By Russell Brand
Faith is a powerful tool in navigating us through life on our silly journey to inevitable death. Sometimes I believe in things simply because not to believe in them would make my life unbearable. I like to think that my cat, Morrissey, loves me and that his affection is not simply a tool to avoid starvation.
Apparently new-born infants affect the facial formation of a smile long before they understand what they're conveying just so they look sweet and their parents don't dash their brains out on the wall of the cave (this technique was pioneered by caveman babies when infanticide was more common).
If the sweet gurgling grin of a tot is up for question and even the loyalty of my cat how can I so blindly believe that Lucas Neill has joined West Ham for the honour of wearing the claret and blue shirt and not for the reported sixty grand a week he's being paid (I think that's what Paul Scholes gets, that puts things in too much perspective)? When it's suggested, as it often has been over the past few weeks that Neill snubbed Rafa BĂ©nitez and the Kop because he fancied the cockney dollar I bristle.
Surely it's better to play your football in East London under intense pressure to avoid relegation than to faff around on Merseyside perpetually under-achieving (penalty shoot-outs aside) trying to recreate the boot room glory days. It is. It's much better and that's why dear sweet, noble Lucas has come to Upton Park. He likes a challenge and, as he said himself, Curbishley has a shopping list that made his goolies fizz.
I hope it's a sensible investment - admittedly West Ham's chief problems, atrocious refereeing aside, appear to be defensive and one queries how much impact even the most versatile and influential full-back can have. The Hammers legend Julian Dicks played on the opposite flank to Neill and were capable of dragging the team along with pure aggression and I suppose Gary Neville is a potent force at United but is he as important as Scholes?
The simple fact is West Ham need players and are in no position to quibble over trifling matters such as wages. If Nigel Quashie demands his income be supplemented by spending half-time with The Hammerettes (the team's cheerleaders) I think it ought be granted. In fact, if it can guarantee us Premiership survival, I myself am happy to troop out in the interval with the mascots - the hammer, the bear and the inexplicable dog in a blue nurse's uniform - and perform a humiliating sex dance for Luis Boa Morte, such is my desire to see those boys happy.

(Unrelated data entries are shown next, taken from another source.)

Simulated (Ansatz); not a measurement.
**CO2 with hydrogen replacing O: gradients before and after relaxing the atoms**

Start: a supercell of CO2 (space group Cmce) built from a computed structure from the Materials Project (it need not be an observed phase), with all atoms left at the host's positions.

A friend described West Ham as a rubbish Chelsea, with our tin-pot, bickie rich, Kojak oligarch and unglamorous signings. But it appears the dominion of the blue flag may be on the wane. Jose Mourinho is, it seems, a rather quixotic character, a tactical troubadour only content to remain at a club for a couple of seasons before moving on. In fact he's like the littlest hobo - he does terrific work then clears off leaving John Terry with a frog in his throat cos' "there's a voice that keeps on calling him".